Individual tax cuts and business tax incentives are ensuring inflation-free economic growth
WASHINGTON – The Labor Department (DOL) reported on Tuesday that consumer prices were unchanged in October, indicating that the current economic growth is inflation-free and encouraging the Fed to keep interest rates low. Increases in food and housing costs were offset by falling energy prices and productivity gains.
The Consumer Price Index (CPI), the government\’s most closely watched inflation gauge, eased last month after rising by 0.3% in both August and September. According to banking and investment firm ING Financial Markets, this price stability may allow the Fed to postpone raising interest rates for another year.
"Lower taxes enable and encourage individuals to work harder and businesses to produce more, helping to ensure that inflation is not a problem," said taxpayer advocate Grover Norquist, President of ATR in Washington D.C. "The Bush Administration\’s reduction of marginal tax rates gave individuals a greater incentive to produce and earn more. Meanwhile reducing capital gains taxes and accelerating depreciation schedules for businesses enables firms to invest in new equipment and technology that allows them to produce more stuff at lower costs. Tax cuts result in higher productivity, period. And we\’ll be more productive when taxes are further reduced."
While food prices rose in October, energy prices dropped sharply, declining by 3.9% last month after four straight months of going up. That drop was led by the 6.8% decline in gasoline prices, the largest decrease in five months. Meanwhile, fuel oil prices and natural gas prices each fell by 1.5%, while electricity prices slid by 1%. Excluding volatile food and energy prices, "core" prices rose by a modest 0.2%, suggesting that other prices are stable.

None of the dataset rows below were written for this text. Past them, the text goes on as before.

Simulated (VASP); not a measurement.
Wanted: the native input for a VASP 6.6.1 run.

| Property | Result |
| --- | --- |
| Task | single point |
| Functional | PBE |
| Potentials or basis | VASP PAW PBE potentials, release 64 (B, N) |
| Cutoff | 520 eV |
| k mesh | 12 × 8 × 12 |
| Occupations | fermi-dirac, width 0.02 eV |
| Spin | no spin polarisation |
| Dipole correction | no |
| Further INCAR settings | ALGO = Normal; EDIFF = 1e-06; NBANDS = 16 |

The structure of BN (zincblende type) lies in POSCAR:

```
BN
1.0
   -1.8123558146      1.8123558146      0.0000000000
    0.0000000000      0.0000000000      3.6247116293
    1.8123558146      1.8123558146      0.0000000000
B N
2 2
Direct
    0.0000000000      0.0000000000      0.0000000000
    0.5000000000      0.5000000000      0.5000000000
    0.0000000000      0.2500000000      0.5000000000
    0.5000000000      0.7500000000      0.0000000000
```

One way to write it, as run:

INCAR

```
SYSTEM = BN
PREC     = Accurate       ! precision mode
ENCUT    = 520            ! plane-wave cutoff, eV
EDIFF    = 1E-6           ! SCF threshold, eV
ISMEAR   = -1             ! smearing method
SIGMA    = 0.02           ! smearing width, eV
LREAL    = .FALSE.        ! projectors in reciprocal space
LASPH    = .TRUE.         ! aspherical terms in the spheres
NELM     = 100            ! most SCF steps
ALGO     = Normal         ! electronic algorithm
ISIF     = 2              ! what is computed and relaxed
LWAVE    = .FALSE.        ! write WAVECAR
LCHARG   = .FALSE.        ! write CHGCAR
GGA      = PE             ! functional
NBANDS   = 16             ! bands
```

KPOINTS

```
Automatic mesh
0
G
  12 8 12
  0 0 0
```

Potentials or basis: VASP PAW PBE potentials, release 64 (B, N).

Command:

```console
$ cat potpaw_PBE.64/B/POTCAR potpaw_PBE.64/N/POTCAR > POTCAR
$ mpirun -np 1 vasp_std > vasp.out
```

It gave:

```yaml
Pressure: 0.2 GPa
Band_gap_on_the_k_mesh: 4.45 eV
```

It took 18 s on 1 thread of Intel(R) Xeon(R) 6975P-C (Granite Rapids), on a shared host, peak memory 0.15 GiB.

DOL third quarter statistics show that productivity rose by a blistering 8.1% annualized rate as company output spiked by 8.8%, the fastest pace since the end of 1992. Unit labor costs also dropped by 4.6%.
"By allowing individuals and businesses to keep more of their money, consumers have been able to buy more and cheaper goods and services, and firms have increased output and have begun hiring new workers" continued Norquist. "Further tax reductions and continued low interest rates will keep the economy sizzling; the American people will make sure of it."